29 June 2013

Nature-inspired poetry. The Guadalquivir

Andalusian people have always been awed about the magnificent river of Guadalquivir among the other manifestations of nature and many poets in these lands have also been inspired by those same waters. A Cordovan poetess, Concha Lagos (1909-2007) has written the lines I love most using a language so simple, crisp and plain, yet so deep and bottomless. Here you go.

Al Guadalquivir
To Guadalquivir
¡Qué pequeño naces!,
niño, río, amor,
¡Qué grande te haces!
Born so wee,
boy, river, love,
you grow so big!

Concha Lagos with Vicente Aleixandre and other poets. Image taken from I.E.S. Carbula website

Note that this piece is very much in line with how the common people feel about their beloved river, the one that wines and dines and comforts them. You can read the same spirit in the work of Sevillian playwrights, Quintero brothers (Serafín, 1871-1938; Joaquín, 1873-1944). Here are extracts from a poem by the two, as it's set in stone near a bridge (namely, Puente de las Herrerías) in the sources of the Guadalquivir River.

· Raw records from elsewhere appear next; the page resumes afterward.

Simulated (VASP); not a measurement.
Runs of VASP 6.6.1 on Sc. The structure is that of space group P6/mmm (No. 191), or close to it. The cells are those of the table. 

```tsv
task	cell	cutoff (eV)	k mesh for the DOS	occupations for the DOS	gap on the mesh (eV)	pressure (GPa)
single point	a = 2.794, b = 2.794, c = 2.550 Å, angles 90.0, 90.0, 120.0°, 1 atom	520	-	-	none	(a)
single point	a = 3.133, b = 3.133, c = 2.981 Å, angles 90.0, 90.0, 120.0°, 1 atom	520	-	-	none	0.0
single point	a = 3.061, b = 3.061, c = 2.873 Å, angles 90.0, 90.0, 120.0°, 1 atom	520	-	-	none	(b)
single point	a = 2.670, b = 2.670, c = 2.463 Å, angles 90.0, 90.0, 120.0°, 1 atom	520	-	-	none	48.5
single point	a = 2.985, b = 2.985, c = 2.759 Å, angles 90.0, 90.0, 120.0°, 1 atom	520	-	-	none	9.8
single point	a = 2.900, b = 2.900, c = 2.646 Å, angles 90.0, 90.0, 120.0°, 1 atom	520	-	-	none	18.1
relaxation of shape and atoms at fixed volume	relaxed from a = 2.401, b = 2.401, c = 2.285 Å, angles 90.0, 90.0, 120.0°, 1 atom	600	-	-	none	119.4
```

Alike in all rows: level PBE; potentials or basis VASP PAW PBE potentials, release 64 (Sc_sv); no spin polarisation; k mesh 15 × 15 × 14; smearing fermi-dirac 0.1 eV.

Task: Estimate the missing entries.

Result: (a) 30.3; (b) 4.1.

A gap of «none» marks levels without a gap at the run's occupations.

¡Detente aquí viajero! En estas peñas
nace el que es ya Rey de los ríos,
entre pinos gigantes y bravíos
que arrullan su nacer ásperas breñas. 
/.../
Él se ensancha entre olivos y trigales
cruza pueblos de hechizo y de poesía
y al mar corre a rendirle sus cristales. 
/.../
Hold on here, wanderer! On these rocks
is born the king of the rivers,
between the giant wild pines
that lull the rugged badlands to sleep. 
/.../
Between olive groves it widens and wheat fields,
through spellbound souls and verse folks it goes
and runs to the sea that its crystals now wields.
/.../
Verses, as they appear here, taken from a blog


Quintero brothers. Image taken from Poesía Hispánica website

See, a river in these dry, heat-beaten lands is pretty much an Alpha and Omega, the first and last, for it gives if honoured and protected and carries the dreams of many thousands good and honest Andalusians. Now, a poem by Antonio Machado that sums it all up for me; let it touch you, too!

LXXXVII
LXXXVII
¡Oh Guadalquivir! Te vi en Cazorla nacer;
hoy, en Sanlúcar morir.
Un borbollón de agua clara,
debajo de un pino verde,
eras tú, ¡qué bien sonabas!
Como yo, cerca del mar,
río de barro salobre,
¿sueñas con tu manantial?
Oh Guadalquivir!
I saw you born in Gazorla
and dying today in Sanlúcar!
You were clear water bubbling
beneath a green pine.
What a fine sound you made!
Like me, as you near the sea,
river of brackish mud,
do you dream of your springs?

Translated by Alan S Trueblood (see the references)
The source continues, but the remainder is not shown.